Hubfs
D1362283845
Amycroftiv
#Hubfs is a 9p fs which can be used similarly to programs like tmux
#and GNU screen. Unlike those programs it allows shells from multiple
#machines to be shared to a single hub and enables free piping of
#data between processes on different machines. (Screen and tmux need
#an additional tool like ssh to connect multiple machines and have no
#ability to multiplex raw pipes.) Due to the use of 9p as the
#interface, hubfs brings shell inputs and outputs across a network of
#machines into the file namespace.
#
#Hubfs is found on the sources server in contrib/mycroftiv/hubfs1.1.
#It can also be installed using fgb's contrib with:
#
#! contrib/install mycroftiv/hubfs
#
#BASIC USE
#
#The "hub" command both creates and attaches to hubfs shells. To
#start a new hubfs just type
#
#! hub
#
#to create a new persistent shell. Hubfs uses /srv/hubfs as its
#default name. To connect to a running hubfs, the same
#
#! hub
#
#command will mount and attach to an existing /srv/hubfs. To connect
#to a hubfs shell on a remote machine, you need access to that
#machine's /srv. From a client who wishes to connect to an existing
#shell on the server:
#
#! import -a server /srv
#! hub
#
#By making the remote machine's /srv/hubfs visible in the namespace,
#the hub command will connect as usual.
#
#The first parameter to the "hub" command is the name of the hubfs.
#If you wish to use a name other than /srv/hubfs the command
#
#! hub name
#
#creates a new hubfs at /srv/name. Following this,
#
#! hub name
#
#will attach to the hubfs at /srv/name.
#
#LOCAL AND REMOTE SHELLS AND MOVING BETWEEN THEM
#
#The "hub" command creates a default shell named "io" to begin. When
#you are working within a connected shell, you can create new shells.

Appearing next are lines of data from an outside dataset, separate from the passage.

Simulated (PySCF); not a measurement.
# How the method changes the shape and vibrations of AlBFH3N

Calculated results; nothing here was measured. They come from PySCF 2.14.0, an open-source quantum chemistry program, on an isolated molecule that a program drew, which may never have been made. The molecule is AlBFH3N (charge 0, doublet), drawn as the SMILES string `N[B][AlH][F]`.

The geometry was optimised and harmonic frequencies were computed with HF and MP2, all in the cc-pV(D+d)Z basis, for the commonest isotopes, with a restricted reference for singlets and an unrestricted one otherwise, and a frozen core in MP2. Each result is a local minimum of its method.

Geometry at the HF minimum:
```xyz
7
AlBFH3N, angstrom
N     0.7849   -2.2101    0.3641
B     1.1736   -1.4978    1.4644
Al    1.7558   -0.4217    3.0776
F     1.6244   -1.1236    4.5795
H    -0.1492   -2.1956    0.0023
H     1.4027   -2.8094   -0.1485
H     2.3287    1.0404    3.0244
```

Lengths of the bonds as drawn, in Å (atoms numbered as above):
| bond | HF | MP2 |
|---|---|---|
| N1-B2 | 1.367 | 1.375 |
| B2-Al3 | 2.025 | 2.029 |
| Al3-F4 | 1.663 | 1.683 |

#These shells can be created on either the machine hosting the hubfs
#or on the client machine. In other words, you have the option of
#"sharing a shell back" to the hubfs server from your machine. On a
#grid of machines, each client will usually share a local shell back
#to the central hubfs. The following commands are issued from within
#a connected shell:
#
#! %remote name
#
#Creates and connects to a new shell running on the hubfs host.
#
#! %local name
#
#Creates and moves to a new shell on the local machine and shares
#that shell to hubfs.
#
#! %attach name
#
#Moves between existing shells attached to the hubfs. It is also
#possible to connect to existing subshells within a hubfs or create
#new ones directly from an external shell prompt.
#
#! hub srvname shellname
#
#Acts to attach to the given shellname within the hubfs at srvname,
#or create and attach shellname to that hubfs if an existing subshell
#of that name is not present.
#
#CONNECTING OTHER OPERATING SYSTEMS
#
#Hubfs is client agnostic. If a system can use 9p, it can mount hubfs
#and access shells within it, and even share shells back. Here is an
#example using plan9port and 9pfuse. These actions would usually be
#automated by small scripts.
#
#On the Plan 9 host:
#
#! hub -b unix
#! mount -c /srv/unix /n/unix
#! touch /n/unix/un0 /n/unix/un1 /n/unix/un2
#! aux/listen1 -tv tcp!*!8787 /bin/exportfs -r /n/unix
#
#To connect a client machine such a linux box running p9p:
#
#! mkdir hubfs
#! 9pfuse 'tcp!server.ip!8787' hubfs
#! rc -i <hubfs/un0 >>hubfs/un1 2>>hubfs/un2 &
#
#This shares a shell from the linux box back to the hubfs. At this
#point the listen command on the server can be terminated. The linux
#box can now be controlled from any plan 9 system which can mount the
#hubfs. To control the Plan 9 system from linux:
#
#! cat hubfs/io1 &
#! cat hubfs/io2 &
#! cat >>hubfs/io0
#
#And you are now attached to and controlling the initial Plan 9 hubfs
#shell. To attach to the shell on the linux machine from within a
#Plan 9 system with access to the /srv/unix :
#
#! hub unix un
#
#Will connect to the shell running on the linux box.
#
#GENERAL PURPOSE HUBFS: MULTIPLEXED NETWORK PIPES
#
#The examples just shown illustrate that behind the scenes, hubfs
#itself simply multiplexes pipe-like files. This approach works for
#"screen-like" functionality in Plan 9, because there is no TTY layer
#to manage. Multiplexing access to a shell can be done efficiently
#simply by creating pipelike buffers for each file descriptor and
#allowing multiple readers and writers access to these files via 9p.
#
#This is actually a powerful general purpose mechanism which can be
#used for more than just shells. Any textual/bytestream application
#or data stream can be attached to hubfs to multiplex access and
#persist the data. This can be used to create grid processing
#pipelines using shell commands with no additional clustering layer.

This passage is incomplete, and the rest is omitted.